Friday, March 05, 2010

Weapons of Choice

I posted this today over on Chef Talk but though I would also add it here. I will try to remember to add some pictures.


My previous career was in metal casting and I have a BS in metallurgical engineering. My perspective on knives may be a little different than everyone else's since I approach it from a metal and engineering view rather than a culinary view. Probably not right but some things I just can't shake.

In my opinion, a forged knife is hands down the best knife, ignoring brands, styles, size, etc. Of the forged knives I am a big fan of pattern welded steel often erroneously referred to as Damascus steel. Forging gives a knife wonderful strength, elasticity and crystal alignment that can't be done by stamping. The advantage of a pattern welded knife is that two or more different metals are forged together. At a microscopic level this gives a serrated edge with wonderful sharpness that in a sense re-sharpens itself as the edge wears since the different metals wear at different rates. My third favorite knife and quickly becoming my number one favorite is the sintered powder metal knife. Like the pattern welded knife it creates a microscopic serrated edge as it wears so it is brilliantly sharp. The fact that it is sintered allows for the use of some higher tech metals that are not available any other way.

I am opposed to buying a knife kit as I believe in buying the best knife for the job that is in my budget. My first knife was a Lamson-Sharp 10" Chef's Knife. GREAT knife. My only regret is that is isn't longer, but I didn't know that at the time. It's forged and made in the US. It didn't really come into its own until I began sharpening it myself with my two sided water stone and put a slightly narrower angle of edge on it. I use this knife every day in school and at home.

My second knife was a
Nenohi Nenox G-Type Petty 5.9" (15cm) as I wanted to try one of the Japanese knives. This is a PM made knife and has an edge that boggles my mind. Some days I use this knife more than my chef's knife because it cuts so well and feels so good I don't want to put it down. This Japanese knife is a little harder to sharpen but once you get your technique down, it isn't a problem. One thing I learned from both of these knives is that sharpening them yourself will give you a better, sharper edge that lasts longer than what you got out of the box.

Third knife wa
s a Ittosai Stain-Resistant Layered Steel Santoku 6.4" (16.5cm) as I wanted to try this new to me style and it was a pattern welded knife I could afford. Great knife but not as good as the other two. I really have not bonded well with this style but if I want to cut thin slices of onion, tomato or potatoes, this is a good one to use. But it normally stays at home rather than at school. Sharpness and edge retention is in between the Lamson and the Nenohi.

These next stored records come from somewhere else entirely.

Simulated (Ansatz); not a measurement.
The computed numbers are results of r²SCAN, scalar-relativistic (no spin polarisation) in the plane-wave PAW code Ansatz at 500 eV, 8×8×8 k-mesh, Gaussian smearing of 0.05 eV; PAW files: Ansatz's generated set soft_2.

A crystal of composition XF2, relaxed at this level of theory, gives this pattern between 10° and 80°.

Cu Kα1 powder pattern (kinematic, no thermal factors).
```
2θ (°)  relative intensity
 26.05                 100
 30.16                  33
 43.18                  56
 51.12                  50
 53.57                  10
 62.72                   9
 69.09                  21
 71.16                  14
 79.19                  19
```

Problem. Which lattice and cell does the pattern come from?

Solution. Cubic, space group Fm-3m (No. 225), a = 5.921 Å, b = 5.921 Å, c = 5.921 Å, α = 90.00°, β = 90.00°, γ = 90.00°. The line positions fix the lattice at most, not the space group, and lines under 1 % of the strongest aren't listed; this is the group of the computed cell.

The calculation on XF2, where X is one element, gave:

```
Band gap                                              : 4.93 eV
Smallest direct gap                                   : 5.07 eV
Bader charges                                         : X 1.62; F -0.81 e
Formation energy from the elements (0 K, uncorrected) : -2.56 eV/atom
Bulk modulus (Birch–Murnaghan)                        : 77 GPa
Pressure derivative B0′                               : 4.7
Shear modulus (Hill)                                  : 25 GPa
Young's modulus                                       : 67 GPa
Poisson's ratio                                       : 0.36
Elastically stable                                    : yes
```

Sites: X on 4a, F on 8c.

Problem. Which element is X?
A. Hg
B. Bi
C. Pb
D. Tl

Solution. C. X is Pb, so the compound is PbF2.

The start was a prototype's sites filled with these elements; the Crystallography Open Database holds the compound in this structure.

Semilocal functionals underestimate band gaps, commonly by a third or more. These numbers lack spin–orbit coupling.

Next knife was a Glestain salmon slicer. I rarely use or require this knife but when I do, there is nothing better. Very sharp out of the box and I have not sharpened it yet. I am a little nervous about sharpening a 12" blade. Not sure as a culinary student when or if you would need to purchase one of these, definitely not at my school. It was a celebratory reward for myself.

Last knife I bought was a Misono Hankotsu for ripping up chickens. This was my first venture into single sided Japanese knives. This is a very heavy and menacing looking knife. Makes me feel like I should join the French Foreign Legion. While the edge out of the box is sharp, it isn't very good. It is not consistently sharp along the length of the edge. As before I think that sharpening this knife myself will get the maximum performance out of it. I just have not done it yet. I have to watch my DVD on sharpening first since I have never sharpened a single sided knife before.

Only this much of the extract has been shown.